If I had a dollar for every time, while registering voters, someone had said to me, “it doesn’t matter who wins, they’re all the same”…well, I’d still be sitting here writing this blog post, honestly, but I would have given away more money last year and I’d be drinking the larger size Diet Dr. Pepper. I have simple needs.
But, seriously, social workers are often guilty of this “they’re all the same” mentality when it comes to elected officials, too. And I can understand it, really. On many issues that we care about, there is not that much difference between the views of ‘mainstream’ members of the two major U.S. political parties, and it’s easy to see our issues pushed entirely off the agenda and conclude that all of that electoral work was for naught.
But, now, we have some data that can actually demonstrate that who’s in office CAN make a difference, at least if that who is a woman. Below, I’ve uploaded two publicly-available academic studies that document, empirically, the difference that increasing the density of women elected officials in local communities. Interestingly, the same effects are not found for women elected to higher posts; there is some speculation that this is because of the corrupting effects of the accummulation of sufficient power to mount a national campaign (note for U.S. activists, too?).
These studies found that, when a change to the Indian constitution required that one third of villages (chosen randomly) have the position of chief reserved for women, spending priorities and governance processes were markedly different in the villages with female chiefs: more water pumps and taps, fewer bribes, and better overall infrastructure (as a side note, can a researcher imagine a better set up than random distribution like this? truly manna from heaven). You can read the studies for yourself.
Then check out the story of Rwanda, which I really knew nothing about until I read Half the Sky (you remember that–it’s the book that you all read last fall! 🙂 As of September 2008, Rwanda became the first country in the world with a majority of female legislators. The constitution requires that women make up at least 30% of Parliament; partially because of necessity (after the 1994 genocide, women are 70% of the population) and partially because the population saw electing more women as a sort of safeguard against a reprise of that horrific violence. Once women were elected, voters lost some of their reluctance to elect more, and, as a result, Rwanda is now hailed by many observers as one of the best-governed, most economically promising countries in Africa and, indeed, in the developing world.
And, here’s my New Favorite Thing: Women’s Campaign International. This is a global organization dedicated to helping grassroots women leaders run for office, win elections, and serve effectively. It fulfills this mission by providing technical assistance and capacity building to local women’s organizations, supporting advocacy and grassroots campaigning, and directly increasing women’s incomes through entrepreneurial strategies. They include the U.S. and our rather dismal representation of women in politics nationally as part of their concern, and their website has a blog with current news and some exciting success stories.

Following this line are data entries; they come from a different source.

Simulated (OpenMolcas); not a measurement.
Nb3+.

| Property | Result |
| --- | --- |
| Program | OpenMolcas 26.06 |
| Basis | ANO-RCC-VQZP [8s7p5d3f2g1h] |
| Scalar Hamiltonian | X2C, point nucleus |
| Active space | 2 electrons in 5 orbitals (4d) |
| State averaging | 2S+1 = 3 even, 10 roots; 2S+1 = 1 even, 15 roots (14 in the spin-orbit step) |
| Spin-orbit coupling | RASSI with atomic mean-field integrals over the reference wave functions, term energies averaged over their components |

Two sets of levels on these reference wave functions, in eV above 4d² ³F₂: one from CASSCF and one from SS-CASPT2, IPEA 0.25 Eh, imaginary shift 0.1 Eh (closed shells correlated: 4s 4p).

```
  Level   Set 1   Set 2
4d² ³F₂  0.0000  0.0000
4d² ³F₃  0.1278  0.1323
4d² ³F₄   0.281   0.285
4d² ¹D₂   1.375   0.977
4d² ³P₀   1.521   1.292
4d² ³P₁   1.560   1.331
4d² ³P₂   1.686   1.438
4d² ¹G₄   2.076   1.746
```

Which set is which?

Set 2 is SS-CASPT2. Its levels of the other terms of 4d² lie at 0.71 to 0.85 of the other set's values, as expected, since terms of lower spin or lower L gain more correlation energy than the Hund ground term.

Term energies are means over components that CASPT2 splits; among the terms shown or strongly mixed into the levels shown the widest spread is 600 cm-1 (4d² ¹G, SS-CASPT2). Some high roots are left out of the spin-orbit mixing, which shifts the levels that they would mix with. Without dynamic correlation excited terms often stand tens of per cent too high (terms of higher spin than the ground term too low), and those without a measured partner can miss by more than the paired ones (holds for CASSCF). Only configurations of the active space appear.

Check them out and, then, find a woman candidate locally whom you can support. Ask her how you can help–fundraising, publicity, issue research, voter contacts…hey, watch her kids or clean her house so she can get more campaigning in. Or run for office yourself! Social workers have been highly effective members of local, state, and federal government throughout our profession’s history, and we have an important role to play today. This is the beginning of a critical election year, and we have a lot of work to do between now and the spring local elections, summer primaries, and November general election.